Iceland: the landscape.

It’s ALL about nature in Iceland. You’re in it, it’s huge, it’s dangerous, and it’s everywhere you look.

The only real way to get about is to drive. We chose the smallest car in Iceland, a Nissan Micra. Some people here are driving things that make monster trucks look like Tonka toys. Tomorrow we’re going on a ‘super jeep’ expedition so I’m hoping that we get to go in something you need a ladder to get into and wheels taller than me.

Luke couldn’t believe how fast this is compared to Van Failen. I hope this gives some insight into exactly how slow Van Failen is.

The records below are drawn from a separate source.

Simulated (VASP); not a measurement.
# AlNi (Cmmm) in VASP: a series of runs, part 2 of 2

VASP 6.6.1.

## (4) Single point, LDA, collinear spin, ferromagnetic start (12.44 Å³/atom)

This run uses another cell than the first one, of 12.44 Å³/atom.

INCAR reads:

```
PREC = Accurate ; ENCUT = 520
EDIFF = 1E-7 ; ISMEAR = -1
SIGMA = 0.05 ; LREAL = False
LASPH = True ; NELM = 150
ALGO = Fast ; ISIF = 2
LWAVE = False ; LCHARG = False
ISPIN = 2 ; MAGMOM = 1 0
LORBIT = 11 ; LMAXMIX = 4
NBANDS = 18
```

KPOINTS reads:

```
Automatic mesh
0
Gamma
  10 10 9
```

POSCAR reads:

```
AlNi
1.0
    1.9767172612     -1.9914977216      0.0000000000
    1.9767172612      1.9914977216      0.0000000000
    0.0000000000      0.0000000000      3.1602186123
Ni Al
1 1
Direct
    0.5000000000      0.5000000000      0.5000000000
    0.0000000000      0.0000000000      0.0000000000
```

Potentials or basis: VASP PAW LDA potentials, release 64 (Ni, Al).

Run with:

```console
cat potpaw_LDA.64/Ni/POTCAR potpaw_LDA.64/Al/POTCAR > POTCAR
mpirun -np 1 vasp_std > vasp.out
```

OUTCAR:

In the last few days we’ve driven through such a variety of scenery it’s hard to put it all into words. One moment you’ll find yourself driving along highway that is edged by a cliff so high the top is lost in cloud, the next you’ll be driving across a plain of black volcanic sand. One of my favourites is the one we’ve dubbed ‘moon cheese’ – where huge lumpy rocks are all coated in a yellowy soft moss that looks like melted cheese. Then there’ll be steam shooting out of vents in the ground and around the next bend there’s a 100m waterfall pouring off a cliff.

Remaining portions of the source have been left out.